Those spheres sufficiently above the floor and below the Cart's maximum
height were projected on the floor as circles. The one meter square Cart
itself was modelled as a 3 meter circle.  The path finding problem then
became one of maneuvering the Cart's 3 meter circle between the (usually
smaller) circles of the potential obstacles to a desired location.  It is
convenient (and equivalent) to conceptually shrink the Cart to a point, and
add its radius to each and every obstacle.  An optimum path
in this environment will consist of either a straight run between start and
finish, or a series of tangential segments between the circles and
contacting arcs (imagine loosely laying a string from start to finish
between the circles, then pulling it tight).

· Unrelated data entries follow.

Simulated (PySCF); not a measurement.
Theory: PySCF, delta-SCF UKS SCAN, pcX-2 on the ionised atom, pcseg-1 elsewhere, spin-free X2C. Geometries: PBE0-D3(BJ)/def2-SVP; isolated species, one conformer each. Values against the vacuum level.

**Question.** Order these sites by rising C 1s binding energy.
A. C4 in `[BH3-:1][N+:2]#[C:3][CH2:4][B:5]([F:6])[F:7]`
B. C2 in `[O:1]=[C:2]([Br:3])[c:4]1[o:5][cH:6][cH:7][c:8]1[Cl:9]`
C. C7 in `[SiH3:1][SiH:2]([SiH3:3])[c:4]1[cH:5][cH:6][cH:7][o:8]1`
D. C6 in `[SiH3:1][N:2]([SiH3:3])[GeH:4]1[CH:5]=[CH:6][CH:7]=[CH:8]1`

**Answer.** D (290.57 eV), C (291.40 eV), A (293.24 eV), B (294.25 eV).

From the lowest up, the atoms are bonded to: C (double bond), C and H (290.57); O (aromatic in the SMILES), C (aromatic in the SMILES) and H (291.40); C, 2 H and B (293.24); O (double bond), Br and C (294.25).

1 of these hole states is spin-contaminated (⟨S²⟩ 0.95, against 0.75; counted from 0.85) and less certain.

	The program converted the problem to a shortest path in graph search.
There are four possible paths between each pair of obstacles because each
tangent can approach clockwise or counterclockwise. Each tangent point
became a vertex in the graph, and the distance matrix of the graph
(which had an entry for each vertex pair) contained sums of
tangential and arc paths, with infinities for blocked or impossible routes.
The shortest distance in this space can be found with an algorithm
whose running time is @b(O)(n@+(3)) in the number of vertices, and
the Cart program was occasionally run using this exact procedure. It was
run more often with a faster approximation that made each obstacle into
only two vertices (one for each direction of circumnavigation).

	A few other considerations were essential in path planning. The
charted routes consisted of straight lines connected by tangent arcs, and
were thus plausible paths for the Cart, which steered like an automobile.
This plausibility was not necessarily true of the start of the planned
route, which, as presented thus far, did not take the initial heading of the
Cart into account. The plan could, for instance, include an initial segment
going off 90 degrees from the direction in which the Cart pointed, and thus
be impossible to execute.  This was handled by including a pair of "phantom"
obstacles along with the real perceived ones. The phantom obstacles had a
radius equal to the Cart's minimum steering radius, and were placed, in the
planning process, on either side of the Cart at such a distance that after
their radius was augmented by the Cart's radius (as happened for all the
obstacles), they just touched the Cart's centroid, and each other, with
their common tangents being parallel to the direction of the Cart's heading.
They effectively blocked the area made inaccessible to the Cart by its
maneuverability limitations (Figure 6).

	@cite(Lozano79) describes an independently developed, but very
similar, approach to finding paths around polygonal obstacles.

@subheading{Path Execution}

	After the path to the destination had been chosen, a portion of it
had to be implemented as steering and motor commands and transmitted to the
Cart. The control system was primitive. The drive motor and steering motors
could be turned on and off at any time, but there existed no means to
accurately determine just how fast or how far they had gone.  The program
made the best of this bad situation by incorporating a model of the Cart
that mimicked, as accurately as possible, the Cart's actual behavior. Under
good conditions, as accurately as possible means about 20%; the Cart was not
very repeatable, and was affected by ground slope and texture, battery
voltage, and other less obvious externals.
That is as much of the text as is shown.